By normalizing the lowest-risk variations, we dramatically increase our verification coverage (and, consequently, strength) across diverse build environments without providing meaningful opportunities to attackers.
Functional Design
At the architectural level, stabilization is implemented as recurrent application of a series of passes, or “stabilizers,” on a single package:
stabilization(package) → package
Each stabilizer is a pure function, handling a small, focused transformation. For example, one stabilizer might zeroe timestamps, another normalizes file ordering, and so on. Like stabilization, each accepts a single package and outputs a single package:
stabilizer(package) → package
The full stabilization process is simply the composition of all configured stabilizers:
stabilization(package) = stabilizerN(...(stabilizer2(stabilizer1(package))))
And the equivalence between two pacakges is then the equality of their independent stabilizations:
equivalence(rebuild, upstream) = (stabilization(rebuild) == stabilization(upstream))
This structural simplicity is intentional and affords a number of benefits:
- Composable: Stabilizers can be chained and applied in any order
- Verifiable: Stabilizer output can be examined and validated independently
- Side-effect Free: No interaction with external state
Existing Stabilizer Types
Stabilizers normalize metadata across several categories. Each addresses artifacts that vary by build environment and, especially, by archive format but don’t meaningfully affect the functional behavior of the package.
TAR
TAR archives contain file metadata including ownership, permissions, and timestamps that frequently differ between build environments.

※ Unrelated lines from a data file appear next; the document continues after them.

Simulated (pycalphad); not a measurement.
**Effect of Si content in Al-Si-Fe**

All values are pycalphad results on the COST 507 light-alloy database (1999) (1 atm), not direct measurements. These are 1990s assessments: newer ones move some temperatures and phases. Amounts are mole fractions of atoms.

- tar-file-order: Sorts archive entries alphabetically by filename
- tar-time: Sets ModTime and AccessTime to Unix epoch, forces PAX format
- tar-file-mode: Sets file mode to 0777 (full permissions)
- tar-owners: Zeros Uid, Gid, Uname, and Gname fields
- tar-xattrs: Clears extended attributes (Xattrs) and PAX records
- tar-device-number: Zeros Devmajor and Devminor fields
ZIP
ZIP archives contain modification times, version metadata, and filesystem-specific data that frequently differ from system to system.
- zip-file-order: Sorts archive entries alphabetically by filename
- zip-modified-time: Zeros Modified, ModifiedDate, and ModifiedTime fields
- zip-compression: Sets compression method to Store (no compression)
- zip-data-descriptor: Clears data descriptor flag and related size/CRC fields
- zip-file-encoding: Sets NonUTF8 flag to false
- zip-file-mode: Zeros CreatorVersion and ExternalAttrs fields
- zip-misc: Clears Comment, ReaderVersion, Extra, and other miscellaneous flags
GZIP
GZIP compression adds non-reproducible differences due to configurations such as compression level or gzip version.
- gzip-compression: Sets compression level to NoCompression
- gzip-name: Clears the Name field
- gzip-time: Sets ModTime to zero value
- gzip-misc: Clears Comment and Extra fields, sets OS to 255 (unknown)
JAR (Java)
Java build tools embed extensive build environment metadata in JAR manifest files and related properties files. These stabilizers are applied in addition to the ZIP stabilizers.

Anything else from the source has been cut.